Metropolitan Council Chair Alene Tchourumoff acted responsibly in rejecting all four construction bids for the proposed Southwest Light Rail line. The full Met Council should formalize Tchourumoff’s judgment that the bids be denied due to “responsiveness and price” when it formally considers the matter at a Sept. 20 meeting.

In addition, the council and construction firms still interested in bidding on construction of the 14.5-mile line that would connect Eden Prairie to Minneapolis should press forward to find a way to finally add this beneficial expansion to regional transit options.

The initial bids — ranging from nearly $797 million to $1.08 billion — were deemed too high, at least compared to the Met Council’s budget (which is nonpublic data per state statute). That the bids were both too expensive and couldn’t meet key criteria is worrisome because cutting costs may require some significant changes from the original design, although Tchourumoff told an editorial writer that the council would try to avoid any changes requiring a new process of municipal consent or environmental review.

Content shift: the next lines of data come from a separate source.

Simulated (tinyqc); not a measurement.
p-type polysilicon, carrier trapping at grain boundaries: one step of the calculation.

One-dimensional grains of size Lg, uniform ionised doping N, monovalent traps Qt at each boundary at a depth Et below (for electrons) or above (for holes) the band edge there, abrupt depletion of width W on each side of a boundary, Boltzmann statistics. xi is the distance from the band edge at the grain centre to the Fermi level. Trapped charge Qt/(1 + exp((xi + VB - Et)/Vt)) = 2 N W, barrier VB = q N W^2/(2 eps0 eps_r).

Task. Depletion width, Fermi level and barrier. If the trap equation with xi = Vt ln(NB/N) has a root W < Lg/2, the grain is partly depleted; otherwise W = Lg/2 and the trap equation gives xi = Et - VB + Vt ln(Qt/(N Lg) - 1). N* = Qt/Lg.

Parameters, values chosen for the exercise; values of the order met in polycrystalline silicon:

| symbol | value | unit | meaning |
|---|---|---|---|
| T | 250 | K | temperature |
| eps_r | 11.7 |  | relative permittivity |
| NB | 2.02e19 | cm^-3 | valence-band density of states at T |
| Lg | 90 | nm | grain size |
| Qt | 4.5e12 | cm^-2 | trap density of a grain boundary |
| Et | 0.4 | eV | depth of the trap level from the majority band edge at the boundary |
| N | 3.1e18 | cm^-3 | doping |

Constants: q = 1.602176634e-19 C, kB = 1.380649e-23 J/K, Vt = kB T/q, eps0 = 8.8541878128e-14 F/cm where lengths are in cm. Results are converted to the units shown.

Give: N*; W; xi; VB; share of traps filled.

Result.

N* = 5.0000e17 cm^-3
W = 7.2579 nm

Still, this latest challenge to the oft-delayed project will change timelines. New project specifications are expected to be issued in October, with bids due in December and a selection made in March 2018. That will delay the line’s opening until 2022, representing a setback of about four months. The delay will also add inflationary costs to the project.

The entire project is budgeted at $1.858 billion, with the federal government slated to pay about $929 million. But that money is not guaranteed, and the application for the full funding grant agreement from the Federal Transit Administration is expected to be delayed, too. To date, more than $187 million has been spent to advance the project.

The public costs are significant, but they represent an essential investment in a region where traffic is already nearing capacity and the existing Blue and Green light-rail lines quickly surpassed ridership expectations.

Transit options are increasingly important to attract the next generation of workers and they are key to employers, including several significant firms in the job-rich southwestern suburbs. Transportation is so important to Amazon, which is considering cities for a second headquarters that could employ a regionally transformative 50,000 workers, that the firm prioritized access to mass transit in its request for proposal.

Indeed, the two dynamics are symbiotic: Amazon — or any company hoping to grow its business — requires a highly talented workforce, and that workforce needs and wants transit options.

“This is certainly a disappointing outcome, and it’s a setback in terms of timeline, but I think that we could still move this project forward without compromising the tremendous benefits of the project brings to our community and to our region from an economic standpoint but also from a mobility standpoint,” Tchourumoff said.

For the region’s sake, let’s hope she’s right.